So here they were, jumping in passing lanes, taking charges, blocking shots, reducing high-powered Indiana to absolute rubble. Michigan was dominant in every way in its 90-60 romp Thursday night, climbing back into the middle of the Big Ten pack.

The 90 was the showpiece but the 60 was the story, and the inspiration was evident. Frankly it looked personal for the Wolverines, and it should be. The numbers haven’t lied about their weak defense, and opponents haven’t lied about their passiveness. Two weeks ago, Illinois’ Maverick Morgan called them “white collar” after an easy victory, and the Wolverines have played four tough games since, winning three.

Oh, they still have to prove they can win on the road — 0-5 so far — and they’ll get a chance Sunday against Michigan State, both 4-4 in the conference. They still have to prove they can sustain the energy and tenacity as they hit the grist of their schedule, but on this night, they made their point, and not by just making their shots.

They blistered the Hoosiers, shooting 63 percent, with senior Derrick Walton Jr. attacking the rim again and again. Even more impressive, they held an Indiana team that led the Big Ten in scoring (84.2) to its lowest total of the season. They forced 16 turnovers, and while some of it was horrendous Hoosier sloppiness, plenty of it was Michigan’s withering aggressiveness.

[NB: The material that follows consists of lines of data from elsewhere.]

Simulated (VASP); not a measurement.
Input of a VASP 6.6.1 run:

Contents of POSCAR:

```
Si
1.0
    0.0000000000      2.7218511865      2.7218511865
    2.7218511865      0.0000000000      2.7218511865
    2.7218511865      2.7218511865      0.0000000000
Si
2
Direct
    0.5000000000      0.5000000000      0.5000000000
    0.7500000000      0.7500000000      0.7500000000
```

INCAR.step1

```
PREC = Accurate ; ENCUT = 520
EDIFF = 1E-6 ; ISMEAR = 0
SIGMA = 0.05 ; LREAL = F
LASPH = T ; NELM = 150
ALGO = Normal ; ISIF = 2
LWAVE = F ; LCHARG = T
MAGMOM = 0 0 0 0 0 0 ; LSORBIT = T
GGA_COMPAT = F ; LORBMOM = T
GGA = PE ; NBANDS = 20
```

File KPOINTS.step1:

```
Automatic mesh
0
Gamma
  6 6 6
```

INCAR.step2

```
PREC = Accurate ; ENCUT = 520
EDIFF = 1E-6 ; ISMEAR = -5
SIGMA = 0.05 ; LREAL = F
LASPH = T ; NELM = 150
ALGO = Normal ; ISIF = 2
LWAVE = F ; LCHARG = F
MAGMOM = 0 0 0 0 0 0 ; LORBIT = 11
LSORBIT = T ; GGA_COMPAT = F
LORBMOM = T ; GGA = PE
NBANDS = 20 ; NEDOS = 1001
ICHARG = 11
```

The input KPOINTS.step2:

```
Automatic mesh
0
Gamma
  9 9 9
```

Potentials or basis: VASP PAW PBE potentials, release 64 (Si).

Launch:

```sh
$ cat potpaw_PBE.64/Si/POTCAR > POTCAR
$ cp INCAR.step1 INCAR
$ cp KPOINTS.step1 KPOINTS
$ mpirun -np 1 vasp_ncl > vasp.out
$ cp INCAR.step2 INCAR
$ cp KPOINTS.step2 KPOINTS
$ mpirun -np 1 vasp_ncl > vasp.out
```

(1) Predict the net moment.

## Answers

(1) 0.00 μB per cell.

A year ago in the Crisler Center, Indiana unleashed a 25-0 run in a romp over Michigan. Images like that are what the Wolverines (14-7) are still trying to erase.

“We came out with a bad taste in our mouth from last year, and we wanted to just keep our foot on the gas,” senior Zak Irvin said. “I wouldn’t say I’m surprised because I’ve seen us do this in practice, and we show spurts of it in games. For us to shoot the ball that well, I always see that happening. But for us to check on the defensive end the way we did, that’s really something special.”

Tough enough

It helped that Indiana is discovering a new reality with star sophomore OG Anunoby out for the season with a knee injury. But Michigan took advantage with a relentless effort, and settled for nothing.

Moritz Wagner crashed inside instead of roaming the perimeter and scored 14. D.J. Wilson continued to ratchet his defense with four blocked shots, and Muhammad-Ali Abdur-Rahkman held leading scorer James Blackmon Jr. to four points. The Hoosiers still shot 54.5 percent, but couldn’t scrape together enough possessions to make it matter. That was partly because their potent board-swarming was nullified, held to five offensive rebounds.

Since their 1-3 Big Ten start, the Wolverines’ lone loss was a tight one, 68-64 at Wisconsin. In the next two weeks, they’ll face Michigan State and Indiana on the road, so the real tests are just starting. But this is what Michigan has been looking for, and it’s pretty much when it had to happen. The Wolverines know they’re not legitimate contenders unless they play legitimate defense.

“They see the numbers, and they don’t like it,” John Beilein said. “They don’t like the challenge put in front of us, that maybe we’re not tough enough in the Big Ten. They’re embracing it and trying to do something about it.”

Street fightin’ men

This isn’t about one flippant white-collar jab, but that did resonate with them. Before the rematch against Illinois, assistant coach Billy Donlon scrawled on the locker room wall, “Street fight,” and the Wolverines went out and hammered the Illini. Then they hammered the Hoosiers considerably worse.

It remains to be seen if they can win a street fight on the road, but their confidence is rocketing at the right time.

“As a point guard, I think that’s a reflection on me, to call a team white collar,” Walton said. “The point guard kind of heads the identity of the team. As a person that’s never had anyone question my toughness, it made me do a little self-evaluation, and want to play with a lot more grit.”

It was evident in Walton from the start Thursday night, as he flawlessly ran the offense. He only took two 3-pointers, recognizing that driving to the basket is the tougher way to drive a team. It was all on display as the Wolverines showed what they can do very well, and what they must continue to do better to punctuate their point.